DSIJ Mindshare

Stock Pick From The Industrial Machinery sector

Here Is Why: 

  • Market leader and strong brand recognition. 
  • Focus on improving return ratios going forward. 
  • Consistent dividend payment for over two decades. 

Strong brnd, strong distribution network, better management and healthy return ratios make Finolex Industries (FIL) an attractive proposition for ones portfolio. The company is the largest PVC pipes manufacturer in India having around 28 per cent market share in the organised markets. The company’s PVC pipes division produces 210,000 MT spread over its two ultra modern plants at Pune and Ratnagiri. Let us look a look at the investment rationales in details which will justify our stance in recommending this stock in the Choice Scrip column in this issue.
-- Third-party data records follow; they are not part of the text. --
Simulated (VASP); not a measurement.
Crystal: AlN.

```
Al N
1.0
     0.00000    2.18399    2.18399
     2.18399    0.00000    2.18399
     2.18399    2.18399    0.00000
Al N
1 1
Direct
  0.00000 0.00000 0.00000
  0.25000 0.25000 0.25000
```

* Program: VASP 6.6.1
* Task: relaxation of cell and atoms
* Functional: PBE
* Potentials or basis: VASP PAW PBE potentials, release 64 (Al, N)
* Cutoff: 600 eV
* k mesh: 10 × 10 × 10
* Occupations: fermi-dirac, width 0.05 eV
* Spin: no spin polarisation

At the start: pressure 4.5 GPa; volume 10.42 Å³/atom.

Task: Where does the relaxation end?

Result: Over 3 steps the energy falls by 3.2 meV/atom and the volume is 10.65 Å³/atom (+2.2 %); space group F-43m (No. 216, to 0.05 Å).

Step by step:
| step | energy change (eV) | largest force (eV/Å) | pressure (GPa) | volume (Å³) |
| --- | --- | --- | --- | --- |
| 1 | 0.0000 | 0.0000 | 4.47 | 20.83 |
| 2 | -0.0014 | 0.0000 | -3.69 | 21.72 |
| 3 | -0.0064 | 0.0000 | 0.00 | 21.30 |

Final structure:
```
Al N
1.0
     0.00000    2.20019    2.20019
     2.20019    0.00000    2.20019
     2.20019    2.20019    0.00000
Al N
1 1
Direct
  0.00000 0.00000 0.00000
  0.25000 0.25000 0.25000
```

The first major development that is happening in the company is that Finolex is shifting focus from PVC resin business to high growth PVC pipes and fittings business, which will enhance its overall margins and return on capital employed (ROCE). The company has a surplus PVC resin capacity of 270,000 MT and because of greater focus on this business earlier rather than utilising the same capacity for its PVC pipes segment. This resulted in huge earnings volatility, as price of its key raw material, EDC, remained highly volatile and due to commoditized nature of business the company had no pricing power. The company expects to use the excess capacity of PVC resins for captive consumption of PVC pipes business.

Finolex Industries appears to be in a sweet spot, aided by multiple drivers such as increased revenues from PVC pipes & fittings business, margin expansion, contracting forex losses through appropriate hedging policy. All these factors would lead to strong earnings growth going forward. Over the years, the company has established a strong brand saliency in agricultural PVC pipes. Moreover, its PVC pipes are largely sold to its dealers on cash and carry model, which is a reflection of its strong brand equity. The company’s pipes also command a premium in markets in terms of pricing which reflects its strong positing over its competitors.

The company currently has more than 500 distributors, 1500 sub dealers and 15000 retail touch points mainly located in south, west and north regions. The company generates 40 per cent of its revenues from west India, 30 per cent from south India, 20 per cent from north India and 10 per cent from east India. Going forward, it plans to expand in the north-east region, which will further boost its revenues. It is also expanding capacity from current 30,000 MT to 240,000 MT to cater to additional demand in its pipes business.

With the company now availing far lesser trade credit, this would result in significant reduction of working capital debt going forward, which in turn would trim its balance sheet size. On the valuation front the stock discounts its trailing twelve month earnings by 14.39x. We recommend a buy on this scrip for a time horizon of one year with a price target of Rs.270.